Changing dynamics mean new opportunities in the insurance sector, equity analysts say.
Friedman, Billings, Ramsey & Co.
Area of Coverage: Life Insurance
Outlook: The industry outlook in the short term is similar to that of the long term in that I see a shift away from the traditional protection business towards the savings or accumulation business. The growth rate of insurance companies over the past 20 years has been in the low-single digits compared to the savings business that has been growing at 12 percent to 14 percent. Going forward, you should think of an insurance company as a place where you can save money on a tax-deferred basis or for retirement and then turn that savings into a lifetime stream of income.

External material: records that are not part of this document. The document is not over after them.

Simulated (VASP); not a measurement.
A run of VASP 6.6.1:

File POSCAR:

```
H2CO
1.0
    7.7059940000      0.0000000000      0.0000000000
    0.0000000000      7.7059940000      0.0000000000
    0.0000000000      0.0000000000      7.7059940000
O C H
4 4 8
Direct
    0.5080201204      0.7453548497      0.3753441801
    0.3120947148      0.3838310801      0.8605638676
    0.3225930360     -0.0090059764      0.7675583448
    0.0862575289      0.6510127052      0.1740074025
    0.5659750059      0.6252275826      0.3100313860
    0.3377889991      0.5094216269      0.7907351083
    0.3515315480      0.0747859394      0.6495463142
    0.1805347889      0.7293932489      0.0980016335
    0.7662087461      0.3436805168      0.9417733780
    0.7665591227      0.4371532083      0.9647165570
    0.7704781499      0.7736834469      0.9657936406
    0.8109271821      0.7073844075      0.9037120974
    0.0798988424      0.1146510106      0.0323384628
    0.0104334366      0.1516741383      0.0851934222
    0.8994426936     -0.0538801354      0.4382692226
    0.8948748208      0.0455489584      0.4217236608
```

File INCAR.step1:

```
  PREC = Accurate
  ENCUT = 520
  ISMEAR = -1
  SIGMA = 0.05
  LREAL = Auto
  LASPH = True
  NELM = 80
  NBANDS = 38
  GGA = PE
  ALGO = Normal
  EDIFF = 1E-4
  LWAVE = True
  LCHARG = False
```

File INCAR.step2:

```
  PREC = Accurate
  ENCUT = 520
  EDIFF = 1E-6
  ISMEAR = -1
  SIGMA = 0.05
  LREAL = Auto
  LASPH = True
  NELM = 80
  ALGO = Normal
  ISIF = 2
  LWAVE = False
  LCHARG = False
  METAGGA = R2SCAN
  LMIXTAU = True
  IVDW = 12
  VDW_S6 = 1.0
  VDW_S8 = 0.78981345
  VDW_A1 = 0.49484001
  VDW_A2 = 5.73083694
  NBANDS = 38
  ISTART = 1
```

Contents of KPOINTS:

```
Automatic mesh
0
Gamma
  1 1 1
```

Over the longer term, life insurance companies will become more like mutual fund companies than traditional insurance companies. But in the short term, what we have are new product introductions and guarantees targeted toward this savings side of the business.
Think of the savings business as consisting of two pieces. There’s the piece that’s linked to the equity markets. That’s the variable annuity business where returns vary. The other part is the fixed annuity business. Fixed annuities pay an interest rate based on Treasury yields.
The variable annuity business has been doing very well recently. That is being driven by the new guarantees insurance companies are offering that help purchasers manage risk related to downside in the equity markets and outliving their assets. That’s really the innovative corner of the savings business right now. Fixed annuities on the other hand have not fared as well. As interest rates have risen, CD rates offered by banks have also gone up and that has hurt the insurance company’s ability to sell fixed annuities. For example, two years ago you could walk into an insurance company and buy a fixed annuity with an interest rate of 4 to 4.5 percent. Banks might be offering 2 percent on certificates of deposit. Today, that is not the case. Now the rates offered by banks and insurance companies would be pretty similar.
Outperforms: American Equity Investment (AEL); KMG America (KMA); StanCorp Financial Group, Inc. (SFG); and Unum Provident Corp. (UNUM)
One of our Favorite Ideas: Unum Provident Corp.
Why Unum Provident? Our favorable rating on Unum is centered squarely on return on equity, or ROE, improvement. There are two things driving that, and one of them is improving the benefit ratio within the U.S. brokerage business.
As background, Unum has been forced to review denied claims under a multi-state agreement. The company was investigated and as part of the settlement, Unum went back and reviewed disability claims that had been denied. The process of doing that costs money, and some of those denied claims are eventually approved or overturned. That has pushed up their costs.
Now, Unum has a program in place to help address that increase in claims cost. If Unum does this, it is going to help their ROE. Claims are generally the largest expense item for an insurance company. So if Unum gets a little improvement on their benefit ratio, it will help its ROE. The second initiative the company is putting in place to boost ROE is to do a capital markets transaction. This would help Unum remove capital from some of its businesses, effectively lowering the “E” in the ROE equation. So, even if returns were to stay the same, if you reduce E, your ROE goes up.